A standout technology prize

The Nobel Prize award ceremony, Stockholm, 2007.
The Nobel Prize award ceremony, Stockholm, 2007. Image: nobelprize.org

Once a year, the Nobel Prize in physics triggers a burst of science news coverage in the media, giving some decades-old invention or discovery more than its 15 minutes’ due on a channel, paper or portal that might have otherwise never bothered about it. Despite its abundant quirks, the prize, the consequent celebration and the subsequent snubs do make for good news.

But this year’s prize may have been a little different. It was awarded to the inventors of the blue-light-emitting diodes (blue LEDs). LEDs that emit the two other primary colors, green and red, were easier to produce. The higher frequency blue emitter proved to be the stumbling block before this year’s Japanese and American Laureates succeeded in the late 1980s. By combining the three colors, the white LED emerged and became the device to, as the Nobel Prize Committee is only too happy to proclaim, power the 21st century.

The reason it’s different is because it draws attention to an arguably understated engineering development. The Nobel Prize Committee has not had any a perceptible bias toward or against engineering, specifically materials science. The 2000, 2001, 2003, 2007, 2009 and 2010 physics prizes, to choose from the last decade, lauded accomplishments in engineering/materials science. However, unlike this year’s recipient, those accomplishments became very popular and entered mainstream public consciousness by the time their significance had been recognized for a Nobel Prize. In fact, that has been the attitude of most prize-winning discoveries: scientifically significant as well as being novelty heavyweights.
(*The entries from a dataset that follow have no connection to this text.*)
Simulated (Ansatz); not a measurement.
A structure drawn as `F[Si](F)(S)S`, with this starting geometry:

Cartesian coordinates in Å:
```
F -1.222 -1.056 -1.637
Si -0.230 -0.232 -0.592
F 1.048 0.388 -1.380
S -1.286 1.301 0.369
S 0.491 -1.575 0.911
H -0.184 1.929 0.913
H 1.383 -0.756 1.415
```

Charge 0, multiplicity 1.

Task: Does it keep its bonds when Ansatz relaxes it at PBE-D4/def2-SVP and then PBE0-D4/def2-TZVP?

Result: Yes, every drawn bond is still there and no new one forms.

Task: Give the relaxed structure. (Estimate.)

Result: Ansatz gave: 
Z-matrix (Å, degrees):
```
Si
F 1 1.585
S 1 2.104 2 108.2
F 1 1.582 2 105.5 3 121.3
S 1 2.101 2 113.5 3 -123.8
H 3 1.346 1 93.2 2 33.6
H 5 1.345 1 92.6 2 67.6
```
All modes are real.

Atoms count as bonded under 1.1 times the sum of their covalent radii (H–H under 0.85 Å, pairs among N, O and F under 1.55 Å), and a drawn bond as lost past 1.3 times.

In contrast, this year’s prize was more for the achievement of synthesizing gallium-nitride (GaN), the compound semiconductor at the heart of blue LEDs and whose success story hasn’t quite been one for the romantic science books. It’s possible that it could be the blue LED – or LEDs for that matter – didn’t need romanticization, that the pursuit for it has already been justified to the common man by giving him a cheap, “energy-saving” light-bulb. It could be its technology was so sought-after that it was only too successful in transcending the boundaries between discovery and mass utilization.

Since it was first awarded in 1901, the Nobel Prize in physics has recognized 114 discoveries (75%) and but only 39 inventions (25%; including blue LEDs)*. On the other hand, this century has seen a higher incidence of inventors among Laureates as well as recognizes more and more recent inventions. The blue LEDs (2014) emerged in the late 1980s; Wineland and Haroche’s particle-manipulators (2012) were used in the late 1980s; graphene (2010) was first produced in 2003; the CCD sensor (2009) was invented in 1969; the frequency comb (2005) was perfected in the 1990s; the achievement of Bose-Einstein condensates (2001) was in 1995; and so forth.

This may well be the Nobel Prize in physics Committee’s way of acknowledging the dominance of technology. It could also be our window to understanding how award-winning science of the previous century is shaping the award-winning technology of the last three decades.


*Determined based on Nobel Prize citations. For Laureates whose citations were ambiguous, such as “contributed to the development of”, etc., the nature of work was assumed to be both an invention as well as a discovery.